Singapore serves as Korea's ASEAN gateway for AI governance and fintech cooperation. The city-state's advanced regulatory frameworks for AI and digital finance provide models that Korean policymakers have studied in developing the AI Basic Act and related governance frameworks. Korean AI companies, including Naver and several K-Moonshot-aligned startups, have established regional offices in Singapore to access Southeast Asian markets.
For K-Moonshot, the ASEAN dimension offers strategic benefits across multiple missions. ASEAN markets provide potential export destinations for technologies developed under K-Moonshot missions, including humanoid robots for manufacturing, physical AI applications for industrial automation, and solar module technology for Southeast Asia's growing renewable energy market. ASEAN nations also offer alternative manufacturing locations for Korean companies seeking to diversify production away from China, supporting the supply chain resilience objectives embedded in K-Moonshot.

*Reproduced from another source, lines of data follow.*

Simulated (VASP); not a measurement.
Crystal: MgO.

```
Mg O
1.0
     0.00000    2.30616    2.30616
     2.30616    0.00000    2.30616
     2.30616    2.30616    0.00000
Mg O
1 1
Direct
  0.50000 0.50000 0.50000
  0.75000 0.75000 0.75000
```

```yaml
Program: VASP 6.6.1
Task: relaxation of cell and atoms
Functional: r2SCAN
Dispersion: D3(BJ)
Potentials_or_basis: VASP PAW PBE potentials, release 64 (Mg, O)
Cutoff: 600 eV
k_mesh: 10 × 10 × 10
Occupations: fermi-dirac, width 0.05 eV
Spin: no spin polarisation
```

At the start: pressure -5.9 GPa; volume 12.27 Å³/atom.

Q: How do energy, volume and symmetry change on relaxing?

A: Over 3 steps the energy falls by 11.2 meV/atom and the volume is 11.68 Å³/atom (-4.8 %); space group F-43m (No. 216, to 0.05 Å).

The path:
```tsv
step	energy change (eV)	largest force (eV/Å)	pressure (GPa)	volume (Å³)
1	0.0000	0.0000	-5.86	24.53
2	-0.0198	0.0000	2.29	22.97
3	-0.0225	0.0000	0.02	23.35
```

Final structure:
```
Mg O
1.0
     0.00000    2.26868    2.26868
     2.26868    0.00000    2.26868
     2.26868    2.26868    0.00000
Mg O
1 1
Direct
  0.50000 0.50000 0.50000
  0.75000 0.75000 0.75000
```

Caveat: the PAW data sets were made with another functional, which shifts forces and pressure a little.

AUKUS Pillar II: Implications Without Membership
The AUKUS partnership between Australia, the United Kingdom, and the United States includes a Pillar II focused on cooperation in critical and emerging technologies: artificial intelligence, quantum computing, cyber capabilities, hypersonics, and electronic warfare. While Korea is not an AUKUS member, Pillar II's technology cooperation agenda has significant implications for K-Moonshot's strategic environment.
AUKUS Pillar II technology sharing arrangements could accelerate the development of AI and quantum capabilities among the three member nations, potentially affecting the competitive landscape in which K-Moonshot missions operate. Of particular relevance is the quantum computing cooperation under AUKUS, which combines US quantum hardware expertise, UK quantum software capabilities, and Australian quantum materials research. This trilateral quantum programme could interact with Korea's Mission 12 (Quantum Computers) either as competition or as a potential partnership template.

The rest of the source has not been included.